The announcement means that approximately 75 percent of UAW members at the Big Three were ordered to continue working for a sixth week without a contract. Fain and the UAW have only called out one plant—Ford Kentucky Truck—since the beginning of October.

Still reeling after the overwhelming vote by Mack Trucks workers to reject a contract recommended by Fain, the UAW remains in damage control mode. The livestream was once again dedicated to defensive attempts by Fain to respond to increasingly angry criticisms by workers of the UAW’s extremely limited “stand-up strikes.”

The livestream opened with a video about the strike at Mack Trucks. While it contained clips of rank-and-file workers speaking in opposition to the contract, it failed to mention that the UAW national and local leadership had tried to ram through a sellout deal which contained below-inflation raises, no COLA and a lengthened workday.

In the live portion of the event, Fain ominously warned of “divisions” and “doubts” in the UAW leadership being sowed by the company.

Faced with rising dissatisfaction over his treacherous “stand-up strike” policy, Fain is trying to gaslight workers and suggest that any criticisms of the UAW apparatus are being fomented by management. But the reality is that rank-and-file opposition is growing because Fain and the UAW bureaucracy are working in concert with and to the benefit of the corporations.

Fain could not explain the obvious contradiction between his statement during the livestream that workers’ ability to withhold their labor is their “leverage” and “path to victory” and the fact the UAW is disempowering that leverage and blocking the path to victory by keeping 75 percent of its Big Three members on the job.

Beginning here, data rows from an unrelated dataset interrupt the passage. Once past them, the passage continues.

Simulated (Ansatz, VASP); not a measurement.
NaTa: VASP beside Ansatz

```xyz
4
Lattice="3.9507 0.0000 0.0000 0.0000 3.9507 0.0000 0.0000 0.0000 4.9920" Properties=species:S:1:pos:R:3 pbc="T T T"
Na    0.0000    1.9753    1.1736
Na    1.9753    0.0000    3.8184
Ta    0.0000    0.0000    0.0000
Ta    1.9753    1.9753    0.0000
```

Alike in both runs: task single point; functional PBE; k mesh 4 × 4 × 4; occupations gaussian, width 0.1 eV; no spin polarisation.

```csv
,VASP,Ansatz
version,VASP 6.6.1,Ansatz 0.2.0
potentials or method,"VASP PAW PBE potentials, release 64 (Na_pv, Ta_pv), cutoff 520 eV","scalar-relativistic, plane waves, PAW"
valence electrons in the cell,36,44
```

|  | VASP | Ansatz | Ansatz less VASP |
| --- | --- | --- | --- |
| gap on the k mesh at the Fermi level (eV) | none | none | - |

He praised the “movement” from the auto companies and went on to imply that a contract settlement could be announced in days, claiming that the UAW was in an “aggressive push for the last mile.” This possibility was underscored by the announcement of agreements at ZF in Alabama and Faubert in Newton Iowa. Meanwhile, the contract for 1,100 General Dynamics defense industry workers in Michigan, Ohio and Pennsylvania expires at 11:59 p.m. on Sunday, October 22.

The UAW apparatus is clearly aware of the enormous social anger over the US-backed wars in Ukraine and Gaza. Seeking to pay lip service to antiwar sentiment, Fain declared, “At a time when there’s endless money for war, somehow there’s still no money for the working class.”

Fain said this as though he and the UAW apparatus were not relentlessly promoting and conspiring with the White House and the Democratic Party, who are in the middle of a massive escalation of war throughout Eastern Europe and the Middle East and preparations for war with China, this week calling for an additional $100 billion in Pentagon funding and military aid for Ukraine and Israel.

In recent weeks both Fain and Biden have referenced the phrase “arsenal of democracy,” signifying the massive conversion of US industry, including auto plants, to military production during World War II. At that time, the UAW enforced the militarization of labor by imposing a no-strike pledge, the erosion of wages, speedup and overtime in the interests of a war economy.

“Is Shawn Fain on $500 a week too?”

Fain’s speech again evoked angry comments on Facebook. In one of the most “liked” on the UAW’s livestream, a worker wrote, “Is Shawn Fain on $500 a week too like those that have been striking for the last 30 days plus? The stand up strike seemed cool at first, but now I feel so bad for those that started this and have been on the picket lines with no end in sight. Hit more plants, end this thing and get people back to work!”

Workers picket outside a Mack Trucks facility in Hagerstown, Maryland, after going on strike on Monday, October 9, 2023. [AP Photo/Steve Ruark]

Another posted, “Show us the whole offer.”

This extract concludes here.